Fulacht fia, Fanahy, Co. Cork
Co. Cork |
Settlement Sites
In a patch of marshy rough grazing on a gently south-east-facing slope in Fanahy, Co. Cork, a low horseshoe-shaped mound sits partially smothered by furze bushes, its opening facing north-north-west.
It measures eighteen metres east to west, twelve metres north to south, and rises to just under a metre in height. To anyone walking past, it might read as nothing more than an uneven rise in wet ground. It is, in fact, a fulacht fia, one of the most common yet least understood monument types in the Irish landscape.
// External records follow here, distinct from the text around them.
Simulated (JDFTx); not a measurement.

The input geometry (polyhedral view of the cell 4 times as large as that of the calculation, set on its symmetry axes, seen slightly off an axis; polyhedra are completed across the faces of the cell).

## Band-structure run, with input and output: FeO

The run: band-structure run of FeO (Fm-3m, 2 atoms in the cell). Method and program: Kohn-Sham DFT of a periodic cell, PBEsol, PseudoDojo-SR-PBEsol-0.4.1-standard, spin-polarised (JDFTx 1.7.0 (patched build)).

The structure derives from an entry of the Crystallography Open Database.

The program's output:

Fulachta fiadh are prehistoric cooking sites, typically Bronze Age in date, formed from the accumulated debris of repeated use. The usual method involved heating stones in a fire, dropping them into a water-filled trough to bring the water to a boil, and using that boiling water to cook meat. The discarded, fire-cracked stones built up over time into a mound, often taking the characteristic horseshoe or kidney shape seen here, with the open end facing what would have been the trough or a nearby water source. The marshy ground at Fanahy would have made the site well suited to this purpose, since water would have been close to the surface and easily retained. Roughly twenty metres to the south-east lies a separate burnt mound, a related but distinct deposit of the same fire-shattered stone, suggesting this small area of boggy ground saw sustained activity across some period of prehistoric use.